Review of Science and Personality by W. Brown
This volume contains the substance of three lectures delivered at Yale University in 1928 and six or eight occasional papers previously published. The slender thread that holds them together is the interest of the author in religion, which he seeks to justify by science. Dr. Brown, who is a physician, considers that faith is based on scientific evidence, including the important evidence of spiritualistic mediums, though his belief in immortality he regards as resting on "internal evidence," by which he apparently means his own deep-seated desires.

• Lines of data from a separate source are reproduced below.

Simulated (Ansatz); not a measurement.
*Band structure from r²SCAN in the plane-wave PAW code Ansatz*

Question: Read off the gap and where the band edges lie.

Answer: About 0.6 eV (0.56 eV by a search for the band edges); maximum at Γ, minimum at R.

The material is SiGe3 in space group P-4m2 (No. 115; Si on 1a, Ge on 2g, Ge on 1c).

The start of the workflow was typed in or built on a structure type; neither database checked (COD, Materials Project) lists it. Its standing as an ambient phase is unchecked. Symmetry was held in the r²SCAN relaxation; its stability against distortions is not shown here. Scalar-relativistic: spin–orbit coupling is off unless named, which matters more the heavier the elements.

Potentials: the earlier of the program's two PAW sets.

The book can have little interest to social psychologists, for the view of personality is one of extreme individualism. Religion is set forth as a matter of individual attitude, with complete neglect of the vast array of material which deals with the influence of culture on the development of the religious experience of the believer. Dr. Brown's interest in philosophy and religion leads him to give a brief characterization of behaviorism, psychoanalysis, psychical research, and the work of the Russian physiologists. All these interests, however, are subordinate in this volume to his religious interest, and he is able not only to prove scientifically the existence of God, but also finds scientific proof of Christianity and the gospel story,
The verbatim accounts of mediumistic sťances and of some case histories are to the reviewer the most interesting. These carefully prepared records will enable the reader to decide on the basis of the facts presented how far the existence of ghosts is demonstrable. To the author they seem conclusive; to the reviewer such a conclusion seems far-fetched. Perhaps here, as elsewhere, the matter is so uncertain that the verdict will probably be determined primarily by the bias of the reader.
Religion is thought of not only as an individual experience but as divorced from historical influences. The type of arguments here used was most convincing in the seventeenth century, at which time the ideas cur-rent in society had not been historically traced, and seemed to be innate and eternal.
There is revealed in this book a sincere and serious personality whose earnest desire to support the truth of Christianity by appeal to occult phenomena is in harmony with a certain trend in England since the war. Perhaps the tragic losses of 1914 to 1918 may be the underlying explanation of this remarkable movement to support, like Uzzah, an ark that needs no such help.